A few weeks ago I started tomatoes for Dad’s hoop house project. Starting tomato plants from seed is usually a simple process of dropping a seed into a 6-pack cell filled with soil-less potting mix. Starting tomatoes for the hoop house requires a different approach.

Dad and I visited McDougal’s Orchard recently to inquire about the how-to’s of starting hoop house tomatoes. Ellen McAdam, who grows hoop house tomatoes at McDougal’s Orchard gave us lots of growing tips.

oasis cubes used for starting tomatoes or other vegetables.

 

 

 

 

 

 

 

 

 

 

Oasis is one of the growing mediums used to start hoop house tomatoes. The 1 1/2 x 1 1/2 cubes come in a sheet and can be purchased at Griffin’s Greenhouse in Gray, Maine. The cubes are just like the oasis medium used in flower arrangements.

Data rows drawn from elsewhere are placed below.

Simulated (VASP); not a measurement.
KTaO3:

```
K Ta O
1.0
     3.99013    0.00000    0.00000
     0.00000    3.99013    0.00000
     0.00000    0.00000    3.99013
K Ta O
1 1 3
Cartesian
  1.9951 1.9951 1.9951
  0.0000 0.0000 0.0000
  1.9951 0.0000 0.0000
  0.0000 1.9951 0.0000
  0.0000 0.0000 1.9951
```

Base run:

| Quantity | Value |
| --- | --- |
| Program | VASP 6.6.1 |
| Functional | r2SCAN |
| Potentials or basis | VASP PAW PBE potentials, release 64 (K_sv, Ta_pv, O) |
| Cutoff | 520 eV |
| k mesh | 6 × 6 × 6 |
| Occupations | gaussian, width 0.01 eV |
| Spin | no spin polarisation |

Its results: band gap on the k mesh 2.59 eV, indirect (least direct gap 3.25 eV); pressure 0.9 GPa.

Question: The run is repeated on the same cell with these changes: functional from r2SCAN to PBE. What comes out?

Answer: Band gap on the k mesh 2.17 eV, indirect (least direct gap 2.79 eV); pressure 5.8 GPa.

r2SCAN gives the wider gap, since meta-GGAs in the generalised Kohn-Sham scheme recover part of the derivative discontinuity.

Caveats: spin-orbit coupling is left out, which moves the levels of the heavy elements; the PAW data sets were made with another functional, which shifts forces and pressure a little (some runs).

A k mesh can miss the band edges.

Three varieties of tomatoes were ordered from Johnny’s Selects Seeds. Two varieties, Clermon and Geronimo were hoop house recommendations, while New Girl is a variety used by Eliot Coleman.

One seed is dropped into each oasis indentation and a light covering of potting mix covers the seeds.

first tomatoes seeds starting to sprout.

Clermon, hoop house tomato variety.

When the tomatoes are 2″-3″ tall, the oasis cubes are separated and turned on their side. This forces the tomato plant to grow at a new angle, which in turn, will cause the tomato plant to grow a deeper root system. When the seedling is potted deep in the peat pot, it will grow new roots along its stem.

oasis tomato ready for transplant.

This tomato plant was turned on its side and is now ready for transplant.

Ready for transplant.

oasis tomatoes on the right, transplants on the left,

transplants ready to be moved to the attic garden.

For the next few weeks, the tomatoes will grow in the attic loft under the 6 x 6 sky window.

It’s very cozy up here with plenty of sunlight.

In about 4 weeks, the tomato plants will be transplanted into 5 gallon grow bags filled with bark mulch.

At that point, they will be at their permanent location in Dad’s hoop house at Rivard Farm.